Press release
XVIII International Ecumenical Conference
The course of the conference desires to offer a space for a fraternal encounter between the various Christian Churches, for communion and sharing of their multiform spiritual traditions, as the announced participation of numerous monks and nuns witnesses
in collaboration with the Orthodox Churches
“Communion and solitude” is the theme of the 18th International Ecumenical Conference of Orthodox Spirituality, which will be held at the Monastery of Bose from 8 to 11 September 2010. Organized in collaboration with the Orthodox Churches, for almost twenty years now the conference represents an important occasion of dialogue on the essential themes of the spiritual life, where the traditions of Christian East and West intersect the profound expectations of today’s men and women. The course of the conference consists of four intense days of study and fraternal comparison, during which theologians, historians, philosophers, and official representatives at the highest level of the Orthodox Churches, of the Catholic Church, and of the Churches of the Reform will take part, together with numerous other participants.

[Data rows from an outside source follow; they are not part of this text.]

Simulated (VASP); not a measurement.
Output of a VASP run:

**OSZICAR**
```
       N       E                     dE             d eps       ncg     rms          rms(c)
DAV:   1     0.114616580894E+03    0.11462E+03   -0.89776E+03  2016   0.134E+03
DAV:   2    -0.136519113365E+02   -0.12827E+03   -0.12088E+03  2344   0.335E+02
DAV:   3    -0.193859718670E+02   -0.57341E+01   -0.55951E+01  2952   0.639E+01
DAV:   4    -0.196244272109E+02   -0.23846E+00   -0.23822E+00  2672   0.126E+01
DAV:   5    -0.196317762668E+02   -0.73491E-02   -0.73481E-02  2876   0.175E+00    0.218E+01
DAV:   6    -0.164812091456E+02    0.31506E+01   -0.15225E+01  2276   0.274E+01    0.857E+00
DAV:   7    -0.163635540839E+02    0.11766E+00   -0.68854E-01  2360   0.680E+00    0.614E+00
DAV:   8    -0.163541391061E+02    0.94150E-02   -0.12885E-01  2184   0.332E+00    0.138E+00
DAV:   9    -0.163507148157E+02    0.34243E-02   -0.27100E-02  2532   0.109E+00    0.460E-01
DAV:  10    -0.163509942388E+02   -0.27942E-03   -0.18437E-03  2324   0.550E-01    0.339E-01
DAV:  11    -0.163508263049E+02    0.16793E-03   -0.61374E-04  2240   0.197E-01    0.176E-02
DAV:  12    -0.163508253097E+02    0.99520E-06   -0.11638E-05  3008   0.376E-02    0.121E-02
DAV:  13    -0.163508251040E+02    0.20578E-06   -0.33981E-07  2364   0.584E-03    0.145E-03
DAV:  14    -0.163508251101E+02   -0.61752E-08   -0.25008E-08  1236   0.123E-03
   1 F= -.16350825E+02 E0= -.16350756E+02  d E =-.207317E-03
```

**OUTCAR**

The contraposition between individual and collectivity, often a source of conflict in modern times, can find in the Christian, and in particular in the Orthodox tradition a way of humanization in the vital tension between communion and solitude, two essential dimensions of the spiritual life.
By listening to Scripture and the teachings of the fathers (from Basil to Isaac of Nineveh, from the fathers of the desert to the fathers of Byzantine and Russian monasticism) and also by interrogating the theological and philosophical reflection of the Christian East and the wisdom of several great spiritual figures of Orthodoxy, the symposium wishes to rediscover the fertile relation of these two poles that constitute human living. The monastic experience is called to be a synthesis and irradiation of the spiritual dynamics between communion and solitude; to this an ample round table discussion is dedicated, an occasion to hear some of the most authoritative spiritual guides of contemporary monasticism in East and West.